Not only black people were slaves, and not only blacks were sold into slavery by black slave traders. White people also enslaved other white people in early America back in the day when they could get away with it. Here are the promotional blurbs for White Cargo and They Were White and They Were Slaves republished verbatim from Amazon:
WHITE CARGO – The Forgotten History of Britain’s White Slaves in America
White Cargo is the forgotten story of the thousands of Britons who lived and died in bondage in Britain’s American colonies.
In the seventeenth and eighteenth centuries, more than 300,000 white people were shipped to America as slaves. Urchins were swept up from London’s streets to labor in the tobacco fields, where life expectancy was no more than two years. Brothels were raided to provide “breeders” for Virginia. Hopeful migrants were duped into signing as indentured servants, unaware they would become personal property who could be bought, sold, and even gambled away. Transported convicts were paraded for sale like livestock.
Drawing on letters crying for help, diaries, and court and government archives, Don Jordan and Michael Walsh demonstrate that the brutalities usually associated with black slavery alone were perpetrated on whites throughout British rule. The trade ended with American independence, but the British still tried to sell convicts in their former colonies, which prompted one of the most audacious plots in Anglo-American history.
This is a saga of exploration and cruelty spanning 170 years that has been submerged under the overwhelming memory of black slavery. White Cargo brings the brutal, uncomfortable story to the surface.

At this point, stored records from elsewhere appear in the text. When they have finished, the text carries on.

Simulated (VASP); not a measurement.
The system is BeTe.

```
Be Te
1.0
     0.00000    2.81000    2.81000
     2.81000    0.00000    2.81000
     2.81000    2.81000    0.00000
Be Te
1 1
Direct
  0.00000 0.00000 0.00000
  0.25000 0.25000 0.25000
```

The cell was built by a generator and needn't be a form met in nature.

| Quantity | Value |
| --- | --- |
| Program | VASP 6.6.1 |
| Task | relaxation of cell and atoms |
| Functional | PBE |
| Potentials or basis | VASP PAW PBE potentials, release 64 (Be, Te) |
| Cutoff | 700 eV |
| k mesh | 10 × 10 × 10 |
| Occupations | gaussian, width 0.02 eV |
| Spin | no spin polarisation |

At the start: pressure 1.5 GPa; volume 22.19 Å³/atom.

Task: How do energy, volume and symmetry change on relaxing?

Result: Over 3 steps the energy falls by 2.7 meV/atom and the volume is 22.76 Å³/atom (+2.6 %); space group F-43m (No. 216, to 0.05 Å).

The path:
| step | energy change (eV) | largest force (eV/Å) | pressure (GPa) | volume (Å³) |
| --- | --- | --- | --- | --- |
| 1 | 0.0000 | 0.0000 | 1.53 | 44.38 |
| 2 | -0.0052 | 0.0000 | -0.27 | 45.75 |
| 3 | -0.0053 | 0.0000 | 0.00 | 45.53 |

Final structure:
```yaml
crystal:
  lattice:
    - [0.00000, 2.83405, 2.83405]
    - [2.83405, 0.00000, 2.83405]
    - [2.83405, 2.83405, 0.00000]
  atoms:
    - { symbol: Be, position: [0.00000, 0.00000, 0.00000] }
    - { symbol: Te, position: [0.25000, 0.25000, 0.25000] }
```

They Were White and They Were Slaves is a thoroughly researched challenge to the conventional historiography of colonial and industrial labor, a stunning journey into a hidden epoch, the slave trade of Whites, hundreds of thousands of whom were kidnapped, chained, whipped and worked to death in the American colonies and during the Industrial Revolution. This is a chronicle that has never been fully told, part of a vital heritage that has until now comprised the dustiest shelf in the darkest corner of suppressed history.